On 28.10.2011 14:41, Yakov Galka wrote:
On Fri, Oct 28, 2011 at 13:58, Peter Dimov<pdimov@pdimov.com> wrote:
Alf P. Steinbach wrote:
How do I make the following program work with Visual C++ in Windows, using
narrow character string?
<code> #include<stdio.h> #include<fcntl.h> // _O_U8TEXT #include<io.h> // _setmode, _fileno #include<windows.h>
int main() { //SetConsoleOutputCP( 65001 ); //_setmode( _fileno( stdout ), _O_U8TEXT ); printf( "Blåbærsyltetøy! 日本国 кошка!\n" ); } </code>
Output to a console wasn't our topic so far (and is not one of my strong points), but the specific problem with this program is that the embedded literal is not UTF-8, as the warning C4566 tells us, so there is no way for you to get UTF-8 in the output. (You should be able to set VC++'s code page to 65001, but I don't think you can.)
int main() { printf( utf8_encode( L"кошка" ).c_str() ); }
You don't need to configure anything, in fact you cannot do it properly in VS. What you can do is:
1) don't use wide-char literals with non ascii characters 2) use UTF-8 literals for narrow-char.

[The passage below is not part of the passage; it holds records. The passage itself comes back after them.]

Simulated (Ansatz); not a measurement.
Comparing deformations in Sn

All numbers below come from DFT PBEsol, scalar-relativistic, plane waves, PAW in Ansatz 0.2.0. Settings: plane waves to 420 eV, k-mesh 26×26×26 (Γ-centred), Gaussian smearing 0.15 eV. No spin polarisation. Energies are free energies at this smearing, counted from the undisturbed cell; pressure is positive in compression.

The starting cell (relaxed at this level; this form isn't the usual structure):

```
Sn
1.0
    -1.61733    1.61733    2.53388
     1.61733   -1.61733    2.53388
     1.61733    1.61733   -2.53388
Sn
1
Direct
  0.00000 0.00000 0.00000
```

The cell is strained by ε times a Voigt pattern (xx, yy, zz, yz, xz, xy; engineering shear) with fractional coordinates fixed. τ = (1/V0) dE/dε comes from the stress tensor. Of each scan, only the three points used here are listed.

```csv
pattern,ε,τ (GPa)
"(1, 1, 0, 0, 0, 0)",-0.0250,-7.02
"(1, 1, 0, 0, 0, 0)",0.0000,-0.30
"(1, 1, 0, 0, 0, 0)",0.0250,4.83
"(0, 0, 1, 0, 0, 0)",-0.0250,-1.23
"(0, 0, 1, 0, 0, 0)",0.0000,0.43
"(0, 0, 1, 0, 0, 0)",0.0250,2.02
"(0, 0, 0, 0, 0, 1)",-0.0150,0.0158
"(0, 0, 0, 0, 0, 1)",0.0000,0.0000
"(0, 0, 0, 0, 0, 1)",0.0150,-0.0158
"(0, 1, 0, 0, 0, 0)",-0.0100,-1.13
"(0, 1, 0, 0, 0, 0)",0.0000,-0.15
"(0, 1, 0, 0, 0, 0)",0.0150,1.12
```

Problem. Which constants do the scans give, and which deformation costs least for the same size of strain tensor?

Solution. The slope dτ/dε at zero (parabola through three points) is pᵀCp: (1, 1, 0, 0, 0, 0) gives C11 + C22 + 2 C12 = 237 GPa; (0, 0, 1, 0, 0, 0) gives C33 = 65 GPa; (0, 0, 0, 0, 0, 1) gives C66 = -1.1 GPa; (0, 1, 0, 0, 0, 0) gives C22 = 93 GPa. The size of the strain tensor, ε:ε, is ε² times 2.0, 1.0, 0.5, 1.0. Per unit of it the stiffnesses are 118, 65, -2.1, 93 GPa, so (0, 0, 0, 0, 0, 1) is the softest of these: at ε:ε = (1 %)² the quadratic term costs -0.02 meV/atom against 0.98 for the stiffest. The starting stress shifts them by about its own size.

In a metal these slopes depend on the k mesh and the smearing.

All you need is to save the source as UTF-8 WITHOUT BOM. Works as charm on VS2005 and VS2010. Apparently it's portable. The IDE can detect UTF-8 even without BOM ("☑ Auto-detect UTF-8 encoding without signature").
This is interesting in a perverse sort of way. In order to make Visual C++ produce UTF-8 encoded compiled narrow strings, one must /lie/ to the compiler. The source code is UTF-8. And one lies and tells the Visual C++ compiler that it's ANSI. And in order to make g++ produce ANSI encoded compiled narrow strings, one must /lie/ the compiler. The source code is ANSI. And one lies and tells the g++ compiler that it's UTF-8. As I see it, there's something wrong here. Notwithstanding the limitation that codepage 65000 is impractical in the Windows command interpreter -- e.g. 'more' command CRASHES.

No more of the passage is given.